Def. (Compact Optimization Problem, COP) As a generalization [by letting $G = (h,g)$ and $\mathcal{K}={0}^m\times\mathcal{C}$ ], the compact form of OP (COP) is defined as

\[\begin{aligned} \min_{x\in\mathcal{X}}\quad &f(x) \\ \text{s.t. }\quad &G(x)\in\mathcal{K} \end{aligned} \tag{COP}\]

where $f:\mathcal{X}\to R$ and $G:\mathcal{X}\to\mathcal{Y}$ are $C^1$ (in Fréchet differentiable sense) and $\mathcal{K}\subset\mathcal{Y}$ is a closed and convex set. Let

\[\mathcal{F} = G^{-1}(\mathcal{K})\]

be the feasible set and

\[L(x,\mu) = f(x)-\langle \mu,G(x)\rangle\]

be the Lagrangian, where $\mu\in\mathcal{Y}^*$.

Def. (Lagrange Multiplier and KKT Conditions) We say $\bar{\mu}$ is a Lagrange multiplier of COP at feasible point $\bar{x}$ if it satisfies the KKT conditions

\[\nabla_xL(\bar{x},\bar{\mu}) = 0\quad\text{ and }\quad 0\in\bar{\mu}+N_\mathcal{K}(G(\bar{x})) \tag{KKT}\]
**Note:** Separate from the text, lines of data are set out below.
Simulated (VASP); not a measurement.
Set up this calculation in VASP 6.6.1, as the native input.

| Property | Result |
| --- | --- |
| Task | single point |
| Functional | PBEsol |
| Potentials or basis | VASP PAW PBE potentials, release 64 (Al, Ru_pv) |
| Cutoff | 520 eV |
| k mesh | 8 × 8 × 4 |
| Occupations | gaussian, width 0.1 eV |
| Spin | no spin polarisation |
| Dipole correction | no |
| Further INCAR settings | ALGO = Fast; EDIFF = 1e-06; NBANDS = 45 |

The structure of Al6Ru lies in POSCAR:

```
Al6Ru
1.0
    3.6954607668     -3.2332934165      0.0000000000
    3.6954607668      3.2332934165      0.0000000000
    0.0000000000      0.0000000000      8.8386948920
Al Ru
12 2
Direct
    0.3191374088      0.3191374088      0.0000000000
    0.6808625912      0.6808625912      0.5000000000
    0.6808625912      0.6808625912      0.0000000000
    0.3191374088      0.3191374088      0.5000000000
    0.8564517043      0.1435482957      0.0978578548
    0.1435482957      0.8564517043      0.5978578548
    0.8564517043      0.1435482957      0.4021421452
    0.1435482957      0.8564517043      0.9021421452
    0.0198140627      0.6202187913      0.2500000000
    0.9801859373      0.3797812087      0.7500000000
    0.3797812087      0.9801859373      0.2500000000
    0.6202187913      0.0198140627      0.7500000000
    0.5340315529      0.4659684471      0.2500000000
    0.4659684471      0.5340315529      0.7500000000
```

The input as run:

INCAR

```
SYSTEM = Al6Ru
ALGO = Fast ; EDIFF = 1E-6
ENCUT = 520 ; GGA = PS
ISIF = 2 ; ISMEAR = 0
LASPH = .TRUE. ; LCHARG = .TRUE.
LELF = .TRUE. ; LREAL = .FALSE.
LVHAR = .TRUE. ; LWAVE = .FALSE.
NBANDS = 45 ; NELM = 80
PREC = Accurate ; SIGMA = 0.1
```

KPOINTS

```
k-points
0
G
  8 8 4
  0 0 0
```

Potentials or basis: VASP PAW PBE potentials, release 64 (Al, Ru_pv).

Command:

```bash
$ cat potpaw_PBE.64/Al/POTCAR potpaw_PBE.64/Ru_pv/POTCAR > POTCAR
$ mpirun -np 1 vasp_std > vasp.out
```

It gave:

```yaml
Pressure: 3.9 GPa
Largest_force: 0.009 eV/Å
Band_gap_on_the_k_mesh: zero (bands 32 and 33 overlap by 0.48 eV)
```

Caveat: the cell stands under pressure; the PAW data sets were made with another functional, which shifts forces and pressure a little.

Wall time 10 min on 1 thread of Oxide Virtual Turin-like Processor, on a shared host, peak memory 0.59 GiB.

Lemma 12. (KKT Conditions when $\mathcal{K}$ is a Cone) If $\mathcal{K}$ is a closed and convex cone, then the KKT condition above is equivalent to

\[\nabla_xL(\bar{x},\bar{\mu}) = 0, \quad G(\bar{x})\in\mathcal{K}, \quad \bar{\mu}\in\mathcal{K}^\star \quad\text{and}\quad \langle \bar{\mu},G(\bar{x})\rangle=0\]

Proof.

Since $\bar{x}$ is feasible we have $G(\bar{x})\in\mathcal{K}$. Thus, by Lemma 11 we have

\[\begin{aligned} \mathcal{N}_\mathcal{K}(G(\bar{x})) = \{d : \langle d,u-G(\bar{x}) \le 0 \rangle,\forall u\in\mathcal{K}\} = \{d : \langle d,u \rangle\le\langle d,G(\bar{x})\rangle,\forall u\in\mathcal{K}\} \end{aligned}\]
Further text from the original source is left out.